Solar is getting smarter.

The grid is structured on old business models which cannot deliver low cost electricity on the west coast. Entrenched interests prevent regulatory upgrades. The market is chipping away at the status quo.

Battery software defines storage quality; better inverters synchronize production, usage and storage for their client while enabling the aggregation of multiple solar systems to create distributed networks; blockchain technology is moving into billing and transaction tracking.

Will prosumers want to manage all the functions in their energy profiles?

From generation, to grid synchronization, to demand charge management, to selling power, to reconciliation, to tracking market transactions?

Doubtful.

Hence the rise of developing opportunities for creative players whose technologies or world view favor distributed energy models. Like Solaredge’s introduction in early May of a solution for grid services, preparing for the coming of the shared energy economy.

Solar is getting smarter and value in the chain is moving from the hardware to the software side.

Sounds familiar?

In a recent study, IHS Markit evaluated battery suppliers on capabilities and experience stacking multiple values and providing demand response with aggregated energy storage assets. Three leaders emerged.

“What’s absolutely central to their success is significant investment by all three companies in terms of their software, their aggregation capabilities, and really evolving those and learning by doing throughout this continued investment into software, machine learning techniques, data analysis, real-time optimization and response….

…not surprisingly much of the technology being … deployed in this segment of energy storage is coming straight out of Silicon Valley. …All three leaders are based in California.“

Source: https://www.energy-storage.news/blogs/the-case-for-ci-storage-investigated

But California is not the only state where escaping demand charges will drive software programmers to embrace C&I solar plus storage opportunities. NY, Hawaii, Arizona (3,000MW project announced mid-April) are also primed for new subscription models.

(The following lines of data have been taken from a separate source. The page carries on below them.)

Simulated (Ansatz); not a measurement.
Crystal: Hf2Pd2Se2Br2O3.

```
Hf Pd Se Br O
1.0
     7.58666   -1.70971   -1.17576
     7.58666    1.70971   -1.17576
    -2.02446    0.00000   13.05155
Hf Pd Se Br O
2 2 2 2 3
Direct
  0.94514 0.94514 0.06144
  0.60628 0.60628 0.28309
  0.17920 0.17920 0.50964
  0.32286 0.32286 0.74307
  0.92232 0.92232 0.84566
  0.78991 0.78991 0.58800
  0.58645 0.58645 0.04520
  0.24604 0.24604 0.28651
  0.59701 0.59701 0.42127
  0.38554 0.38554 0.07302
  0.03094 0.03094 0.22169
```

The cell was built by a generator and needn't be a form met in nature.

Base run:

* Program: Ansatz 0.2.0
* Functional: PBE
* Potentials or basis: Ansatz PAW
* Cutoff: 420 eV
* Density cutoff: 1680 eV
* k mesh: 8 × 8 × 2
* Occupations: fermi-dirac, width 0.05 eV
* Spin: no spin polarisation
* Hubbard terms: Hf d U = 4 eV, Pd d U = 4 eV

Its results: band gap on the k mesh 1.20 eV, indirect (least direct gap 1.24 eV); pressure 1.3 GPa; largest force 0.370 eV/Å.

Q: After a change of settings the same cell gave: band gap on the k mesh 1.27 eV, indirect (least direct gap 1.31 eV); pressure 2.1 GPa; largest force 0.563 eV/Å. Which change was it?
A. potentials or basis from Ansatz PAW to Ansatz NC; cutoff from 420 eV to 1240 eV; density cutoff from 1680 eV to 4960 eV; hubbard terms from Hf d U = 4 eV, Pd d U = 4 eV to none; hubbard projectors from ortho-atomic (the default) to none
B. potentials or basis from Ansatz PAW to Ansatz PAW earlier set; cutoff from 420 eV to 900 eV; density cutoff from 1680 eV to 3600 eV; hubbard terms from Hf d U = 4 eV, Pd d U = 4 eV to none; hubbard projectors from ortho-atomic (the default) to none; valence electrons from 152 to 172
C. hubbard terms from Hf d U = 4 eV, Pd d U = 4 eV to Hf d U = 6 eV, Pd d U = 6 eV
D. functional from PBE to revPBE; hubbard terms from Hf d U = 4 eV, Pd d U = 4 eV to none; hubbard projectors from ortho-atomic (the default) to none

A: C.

The Solaredge grid synchronization service hints at a path to collaboration with regulated monopolies. These invoke technical objections to the addition of solar farms they do not own, the somewhat misleading “duck curve” effect, added integration costs, arguments driven to protect the status quo. DER companies who develop elegant software to integrate their local storage plus generation models with the corresponding utility, so the latter incurs no new cost, will clear a path to success. Conventional EPC’s will not.

Silicon Valley cannot resist juicy tech markets.